Building and designing interior walls
A home's interior is defined as much by the style and position of walls as by their colour and design. Walls are important not only as a structural feature but also for controlling heat and providing privacy. Regardless of their purpose or design, interior walls require a strong interior framework and adequate sheathing for the finished surface. This could be drywall, wood panelling and even stone or brickwork. Whether the framing is built with wood, metal or even plastic, wall construction involves different techniques. This article provides smart advice on how to quickly complete your project.
Tips & Tricks
To help latex paint adhere better to drywall joints, when you mix the drywall compound, replace a small amount of the water with latex or latex paint. Your primer will then penetrate the compound more effectively.
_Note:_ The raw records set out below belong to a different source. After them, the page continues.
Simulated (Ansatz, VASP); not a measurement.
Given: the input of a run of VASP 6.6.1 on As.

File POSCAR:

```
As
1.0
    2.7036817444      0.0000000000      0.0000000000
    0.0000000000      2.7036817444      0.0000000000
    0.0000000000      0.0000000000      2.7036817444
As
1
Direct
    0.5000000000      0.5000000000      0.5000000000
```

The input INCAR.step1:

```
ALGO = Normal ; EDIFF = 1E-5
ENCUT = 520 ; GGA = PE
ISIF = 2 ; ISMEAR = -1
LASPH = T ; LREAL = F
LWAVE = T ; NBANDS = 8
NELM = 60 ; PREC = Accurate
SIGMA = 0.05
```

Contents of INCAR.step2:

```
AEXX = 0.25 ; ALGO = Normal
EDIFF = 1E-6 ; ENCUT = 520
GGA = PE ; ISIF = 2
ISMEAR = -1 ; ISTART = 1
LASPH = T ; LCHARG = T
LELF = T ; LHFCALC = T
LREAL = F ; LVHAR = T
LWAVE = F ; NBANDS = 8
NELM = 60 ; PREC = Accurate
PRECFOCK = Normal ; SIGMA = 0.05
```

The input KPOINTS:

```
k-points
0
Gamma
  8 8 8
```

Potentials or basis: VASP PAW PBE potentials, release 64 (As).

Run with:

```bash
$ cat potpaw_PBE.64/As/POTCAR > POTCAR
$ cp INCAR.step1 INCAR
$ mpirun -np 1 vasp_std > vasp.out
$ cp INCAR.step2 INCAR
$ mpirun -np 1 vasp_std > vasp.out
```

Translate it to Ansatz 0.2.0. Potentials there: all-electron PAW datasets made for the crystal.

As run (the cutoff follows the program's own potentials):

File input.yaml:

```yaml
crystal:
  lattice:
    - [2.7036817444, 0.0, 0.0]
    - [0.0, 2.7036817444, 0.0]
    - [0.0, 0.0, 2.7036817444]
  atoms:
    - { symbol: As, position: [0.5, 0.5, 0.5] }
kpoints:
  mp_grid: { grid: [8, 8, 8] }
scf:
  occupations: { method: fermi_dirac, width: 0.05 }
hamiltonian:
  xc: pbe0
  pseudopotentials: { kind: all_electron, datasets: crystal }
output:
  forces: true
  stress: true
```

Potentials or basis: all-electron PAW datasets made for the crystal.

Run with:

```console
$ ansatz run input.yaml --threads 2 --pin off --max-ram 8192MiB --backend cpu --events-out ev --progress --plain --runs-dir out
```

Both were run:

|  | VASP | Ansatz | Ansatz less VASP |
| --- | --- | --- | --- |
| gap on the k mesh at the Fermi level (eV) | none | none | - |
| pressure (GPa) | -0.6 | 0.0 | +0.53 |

Most interior walls are built with 2" x 4" wood studs which are inexpensive, easy to cut and can be fastened with screws or nails. Wood studs can also be purchased in shorter lengths to fit the space within the floor and ceiling plates of homes with 8' ceilings, and this saves cutting. Metal studs are popular because they are strong, light, easy to fasten with screws and have portals stamped out for electrical wiring and plumbing. For sheathing, drywall is the most popular but light, wood-filled panels are also used, as well as decorative wood such as pine.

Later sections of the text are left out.